In recent days, Biden administration officials have repeatedly warned Israel to “de-escalate” its actions against Palestinian Arab terrorists because Ramadan has begun. According to U.S. officials, Israel should stop pursuing terrorists into Palestinian Authority territory in the weeks ahead, because Israelis should not be killing Muslims during this month-long Muslim religious holiday.
But how did the Biden administration mark the start of Ramadan this past week? By killing Muslims.
Last Thursday—the first full day of Ramadan—a strike by an Iranian drone in northeast Syria killed an American contractor and wounded six other Americans.
In view of the administration’s concern about Muslim religious sensibilities, you might think that it would have refrained from any military response.
After all, just the previous day, Biden’s deputy Secretary of State, Wendy Sherman, summoned the Israeli ambassador in Washington, Michael Herzog, to demand that Israel “refrain from actions or rhetoric that could further inflame tensions leading into Ramadan, Passover, and Easter.”
And later that day, State Department spokesman Vedant Patel demanded that Israel stop being “provocative” and act “to restore some measures of calm as we head into Ramadan, Passover, and Easter.”
So surely, the Biden administration would not itself carry out a policy that it had just warned Israel to refrain from undertaking.
As it turns out, all of the Biden administration’s professed concern about not “inflaming tensions” or being “provocative” during Ramadan apparently applies only to Israel, not to the United States.
Because within hours of that Iranian attack in northeast Syria, President Biden sent F-15E fighter jets to attack Iranian-allied targets in the region. Even though it was Ramadan. And eight Muslim terrorists were killed by those American bombs.
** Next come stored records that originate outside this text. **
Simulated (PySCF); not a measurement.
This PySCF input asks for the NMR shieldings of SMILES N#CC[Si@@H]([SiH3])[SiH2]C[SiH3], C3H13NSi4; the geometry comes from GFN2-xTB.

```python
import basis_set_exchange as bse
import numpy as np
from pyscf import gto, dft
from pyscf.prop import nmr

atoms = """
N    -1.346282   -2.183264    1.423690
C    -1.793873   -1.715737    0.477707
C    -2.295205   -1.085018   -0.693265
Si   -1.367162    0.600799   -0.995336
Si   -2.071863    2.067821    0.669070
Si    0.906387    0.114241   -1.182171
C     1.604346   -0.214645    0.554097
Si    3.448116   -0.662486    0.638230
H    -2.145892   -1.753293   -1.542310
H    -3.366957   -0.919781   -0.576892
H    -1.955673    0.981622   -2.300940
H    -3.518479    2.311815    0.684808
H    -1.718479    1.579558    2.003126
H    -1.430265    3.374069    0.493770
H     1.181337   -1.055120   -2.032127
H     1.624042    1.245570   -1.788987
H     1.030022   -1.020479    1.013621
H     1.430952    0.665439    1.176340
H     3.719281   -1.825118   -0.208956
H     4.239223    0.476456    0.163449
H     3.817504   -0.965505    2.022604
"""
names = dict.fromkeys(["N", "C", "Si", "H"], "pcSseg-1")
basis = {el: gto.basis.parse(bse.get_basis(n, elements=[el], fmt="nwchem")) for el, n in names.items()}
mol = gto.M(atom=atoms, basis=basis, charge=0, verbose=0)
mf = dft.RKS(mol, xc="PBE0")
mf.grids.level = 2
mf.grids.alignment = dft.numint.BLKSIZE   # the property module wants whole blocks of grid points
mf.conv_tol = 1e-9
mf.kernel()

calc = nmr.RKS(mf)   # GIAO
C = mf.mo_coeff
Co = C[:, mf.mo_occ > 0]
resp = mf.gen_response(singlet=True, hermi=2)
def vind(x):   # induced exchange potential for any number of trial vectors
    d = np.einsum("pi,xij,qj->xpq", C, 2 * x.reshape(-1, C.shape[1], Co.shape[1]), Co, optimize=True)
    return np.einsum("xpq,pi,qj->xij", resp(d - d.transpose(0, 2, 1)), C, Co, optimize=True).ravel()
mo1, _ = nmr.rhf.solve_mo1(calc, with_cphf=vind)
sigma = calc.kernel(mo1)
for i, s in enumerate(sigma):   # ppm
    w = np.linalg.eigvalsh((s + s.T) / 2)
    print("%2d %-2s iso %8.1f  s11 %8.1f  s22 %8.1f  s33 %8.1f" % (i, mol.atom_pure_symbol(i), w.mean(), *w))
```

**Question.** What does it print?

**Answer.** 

Defense Secretary Lloyd Austin explained: “As President Biden has made clear, we will take all necessary measures to defend our people and will always respond at a time and place of our choosing. No group will strike our troops with impunity.”
That’s right—the same Secretary Austin who visited Israel earlier this month, and at a press conference in Jerusalem on March 9 went out of his way to scold Israel about pursuing Muslim terrorists.
“Now we’re meeting today a time of tension,” Austin said. “So, we had a very frank and candid discussion among friends about the need to de-escalate, to lower tensions and to restore calm, especially before the holidays of Passover and Ramadan.”
Let’s see if I’ve got this straight. Israeli citizens are directly under attack, every day, by Muslim terrorists who then flee into Palestinian Authority-controlled cities. And the Biden administration is demanding that Israel stop chasing them because of Ramadan.
By contrast, American citizens are not under direct attack every day by Iranians. But thousands of miles away from the United States, in Syria, a small number of American soldiers and contractors are occasionally attacked by the Iranians. Yet the Biden administration says it’s fine for the U.S. to bomb and kill Iranian Muslims in Syria—eight of them in that one strike on Friday.
America’s political leaders sometimes seem to forget that the United States and Israel are fighting the same war, on two fronts. Sometimes the Jihadist terrorists attack Americans in Syria; sometimes they attack Israelis in Samaria. Both the U.S. and Israel have no choice to respond, whether during Ramadan or anywhere else. Because it’s a struggle for survival.
I think it would be interesting if, after every upcoming Israeli action against Muslim terrorists, the Israeli Army spokesman would publicly thank Defense Secretary Austin, and President Biden, for clarifying the principle that guides Israel and America in fighting terrorism.
Imagine if the Israeli spokesman would then quote Austin’s words, “We will take all necessary measures to defend our people and will always respond at a time and place of our choosing. No group will strike out troops with impunity.”
And if any Muslim terrorists were killed by Israeli soldiers that day, the Israeli Army spokesman might mention the U.S. killing of those eight Muslim terrorists during Ramadan. I wonder how the State Department would respond to that!
Stephen M. Flatow is an attorney and the father of Alisa Flatow, who was murdered in an Iranian-sponsored Palestinian terrorist attack in 1995. He is author of “A Father’s Story: My Fight for Justice Against Iranian Terror.”